Young people in Yarmouth will soon be helped to set up their own businesses at a new centre aimed at kick-starting enterprise in the town.

Young people in Yarmouth will soon be helped to set up their own businesses at a new centre aimed at kick-starting enterprise in the town.

Officials at Great Yarmouth College yesterday announced that almost £900,000 would be spent creating an Alchemy Centre.

The centre, to be built by next summer, will be staffed at all times by trained business advisors waiting for youngsters to drop in for advice.

Those advisors will help people convert their ideas from concept to reality by providing business and enterprise training and support services such as website hosting.

There will also be physical spaces for micro-business development to help young companies take their first step into the corporate world.

Alchemy will form a key part of Yarmouth's £9m ENtERprise-GY project, aimed at giving residents business skills and grants to help take the town out of the economic doldrums.

College principal Robin Parkinson said: "This is a fantastic opportunity for budding entrepreneurs to make their business dreams a reality.

"It's a vote of confidence in the college and Yarmouth - and is a result of a lot of hard work by colleagues who believe that the town can become a significant centre for enterprise and new business start-ups."

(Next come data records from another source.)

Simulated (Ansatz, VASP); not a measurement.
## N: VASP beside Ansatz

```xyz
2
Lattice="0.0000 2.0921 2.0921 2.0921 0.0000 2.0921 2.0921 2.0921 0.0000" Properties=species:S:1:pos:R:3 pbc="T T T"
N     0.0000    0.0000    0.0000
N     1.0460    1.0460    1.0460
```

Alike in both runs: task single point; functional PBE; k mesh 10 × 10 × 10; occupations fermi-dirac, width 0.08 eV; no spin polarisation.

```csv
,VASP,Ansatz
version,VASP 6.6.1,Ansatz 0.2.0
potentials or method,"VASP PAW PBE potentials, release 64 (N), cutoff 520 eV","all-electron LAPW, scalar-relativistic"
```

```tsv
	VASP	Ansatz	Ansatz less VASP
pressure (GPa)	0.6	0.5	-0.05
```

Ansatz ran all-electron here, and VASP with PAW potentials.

Roy Hughes, the college's finance director whose idea the centre was, said: "This will allow people to progress from individual idea to the stage where they're able to take up places in the incubator units.

"We're removing the risk for people who want to become entrepreneurs - at the moment lots of people have brilliant ideas but few are prepared to risk developing them."

Initially Alchemy will focus on creative industries like fashion, photography, media, music, graphic design and web services - all subjects taught at the college.

The £870,000 of funding is coming from the East of England Development Agency and Yarmouth's Local Enterprise Growth Initiative (Legi) funding it was awarded last February.